Friday, July 9, 2010

i am shelby lynne

The singer Shelby Lynne shocked the hell out of us when she came out on stage. In person, her body was smaller than the voice on her records would lead you to believe, and her voice was much bigger (not louder—BIGGER) than the voice on her records. She does with her voice what all great troubadours do: drug you into wanting things that you thought, or been taught, you’d never ever want. Like when she sings a sad lyric comparing herself to an old mangy dog: you want to feel love so hard that you feel that depressed. You want to be the dog she turns herself into with that song.

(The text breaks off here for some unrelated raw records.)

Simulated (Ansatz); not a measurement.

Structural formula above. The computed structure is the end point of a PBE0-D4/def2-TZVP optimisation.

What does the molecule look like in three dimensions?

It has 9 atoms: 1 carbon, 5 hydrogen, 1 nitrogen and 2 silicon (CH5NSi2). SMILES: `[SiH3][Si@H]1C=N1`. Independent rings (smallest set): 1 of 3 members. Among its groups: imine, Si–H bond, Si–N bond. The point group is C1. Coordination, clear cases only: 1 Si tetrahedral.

The desirability she produced on stage was something I haven’t experienced in a long time. That smaller-than-the-voice-would-allow body: it’s not just that at 42 years old, Shelby Lynne is so thin and fit that she embodies everything that I want to be in seven years. (In an interview a couple years back, she famously declared: “I wouldn’t trade my life for what Carrie Underwood has. I’ll be 75, and someone will ask me to sing. And I’ll still be cute.”) As a woman artist working in an industry that prizes toothless girlishness or over-the-top “artsy” femme decadence (you know the cultural perpetrators I’m talking about), Shelby Lynne is, right now, the kind of girl I want to be. Not just physically, but in work. No big hits, eight-album combined record sales that fail to add up to a million, yet she’s still working and working passionately at her art. I like to think that Shelby and I travel the same road: it takes at least three rough decades of work to become a proper girl.

But back to that body that houses and manufactures that voice. That night, Shelby wore, without a bra, a simple black lycra camisole (Probably Victoria’s Secret. My little sister and I too wore black tank tops to the show that night, except ours were Rick Owens. This is the only night when Victoria beats out Rick for coolness and beauty), black Rock & Republic jeans (tight, but not too tight: wrinkly calves) and black buckly boots (“Like you buy on Polk Street,” my sister assessed). The ensemble was apt uniform for the booming femininity she projected on stage. Her interaction with her band (well, a guitarist and a percussionist) and audience revealed a femininity that was stretchy and tough as that black lycra tanktop. Bossy (getting pissed at her guitarist for changing keys: “It’s in G now, Ok?” followed by angry silence. Was she joking? Hard to tell!), gracious (“I appreciate your lovin’, I really feel it in my bones now” she said before her encore), never pandering or cutesy (Never a flirty sexpot, she scowled and worked her way through her guitar playing and communication with her guitarist. Lynne’s reaction to some male geek audience member who yelled out at the end, “Don’t be a stranger!!”: SILENCE). “She’s so hard!” my sister whisper-exclaimed to me moments after Lynne took the stage. She was right. Sensitivity that shoots through a perforated black carapace: that is Shelby Lynne’s femininity.

At the San Francisco Yoshie’s where my sister and I saw her this week, we were seated at our table with a cheerful middle-aged middle-class couple from Concord who had just discovered Shelby...through NPR. “I’ve been following her since the 90s!” I snottily and warmly offered. And while I’ve been co-opting her voice to blow up my own little heartaches since 1993 when I bought a tape of her Nashville album Temptation, Shelby’s look has never compelled imitation in me. Until now. Not because she’s not pretty (she is very pretty) but because she’s always been a bit too pretty (blond, blue-eyed, blah blah blah). But Wednesday night, she showed up with short hair and made me want to crawl inside her black carapace. Her hair was pitched—and I mean, pitched, like a bale of hay or a wall of Phil Spector strings—somewhere between a Teddy Boy’s ducktail, Morrissey’s flop top, and Etta James’s peroxide poodle cut. The hair could have gone so wrong (i.e. small town white dyke) but instead it went so right. (And note: the short hairdo was not a Rihanna ‘do. Rihanna cut her hair to be a “good girl gone bad”; Shelby Lynne has never been a good girl. Plus, Lynne’s hair is not ironic/ flamboyant/ science fiction. Instead, it’s historical fiction that is indecisive about the particular decade. Rihanna’s hair poses aggressively towards the future; Shelby Lynne’s hair muscles aggressively into the past. Shelby’s short hair is definitely retro—but it decreates itself and its human source.)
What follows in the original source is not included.